There is no place in the world more gloriously satisfying than a good bookstore. There are also few places with a more depressed staff. A bookstore is a haven for bright people who are frightened of corporate life and bureaucratic academia but lack enough ambition to do anything else. Because of this, most bookstores can get away with paying a fraction over minimum wage and yet their employees have higher IQs and fancier degrees than any multi-million dollar board of executives.

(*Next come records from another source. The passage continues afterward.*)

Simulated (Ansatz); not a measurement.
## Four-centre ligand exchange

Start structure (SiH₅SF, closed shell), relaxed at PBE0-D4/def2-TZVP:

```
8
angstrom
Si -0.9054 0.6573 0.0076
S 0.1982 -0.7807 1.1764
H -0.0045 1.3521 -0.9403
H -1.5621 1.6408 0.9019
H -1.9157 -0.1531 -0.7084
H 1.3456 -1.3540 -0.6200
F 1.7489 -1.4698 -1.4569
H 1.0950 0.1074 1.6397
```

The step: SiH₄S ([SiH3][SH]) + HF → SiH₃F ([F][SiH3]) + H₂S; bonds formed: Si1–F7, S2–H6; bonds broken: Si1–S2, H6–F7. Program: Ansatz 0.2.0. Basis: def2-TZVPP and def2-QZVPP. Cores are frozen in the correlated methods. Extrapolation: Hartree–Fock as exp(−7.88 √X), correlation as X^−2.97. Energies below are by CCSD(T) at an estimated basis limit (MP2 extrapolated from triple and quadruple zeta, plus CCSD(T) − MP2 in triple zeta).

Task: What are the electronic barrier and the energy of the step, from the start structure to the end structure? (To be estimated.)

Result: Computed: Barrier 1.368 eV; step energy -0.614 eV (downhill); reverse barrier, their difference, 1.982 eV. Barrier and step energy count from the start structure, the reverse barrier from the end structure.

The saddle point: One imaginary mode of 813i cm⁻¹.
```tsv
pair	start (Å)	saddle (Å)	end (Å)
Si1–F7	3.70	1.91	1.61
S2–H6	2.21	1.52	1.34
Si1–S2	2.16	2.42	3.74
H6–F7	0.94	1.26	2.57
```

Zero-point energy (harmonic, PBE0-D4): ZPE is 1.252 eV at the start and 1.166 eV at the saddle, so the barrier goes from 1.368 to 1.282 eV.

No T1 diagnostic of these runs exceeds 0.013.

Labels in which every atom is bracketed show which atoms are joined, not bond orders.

A typical bookstore should run its help wanted ad as follows:
In need of slightly neurotic, socially awkward, unique and intelligent individual who has little family or friends to miss during holidays and weekends. Must be pacifistic yet passionate and preferably divorced and/or an ex-drug addict/alcoholic. A love of knowledge and the smell of ink on paper are absolutely required. Conservatives need not apply; the token Republican position is currently filled.
A bookstore should not have sections in which its employees find no interest. Not every geek is obsessed with Russian Literature or Occult Fiction, but if a store carries such sections they should have at least one employee who thinks B.B. King is a big lame-o compared to the wonder that is Ivan Bunin—even though any sane person should know that B.B. King is the coolest cat of all time. This is one of many areas in which stores like Barnes and Noble have pitifully failed. Most of the kids they have working behind the counter haven’t read a book in months and have little interest in anything they sell. To them, and to their company, books are just products; a way to make money.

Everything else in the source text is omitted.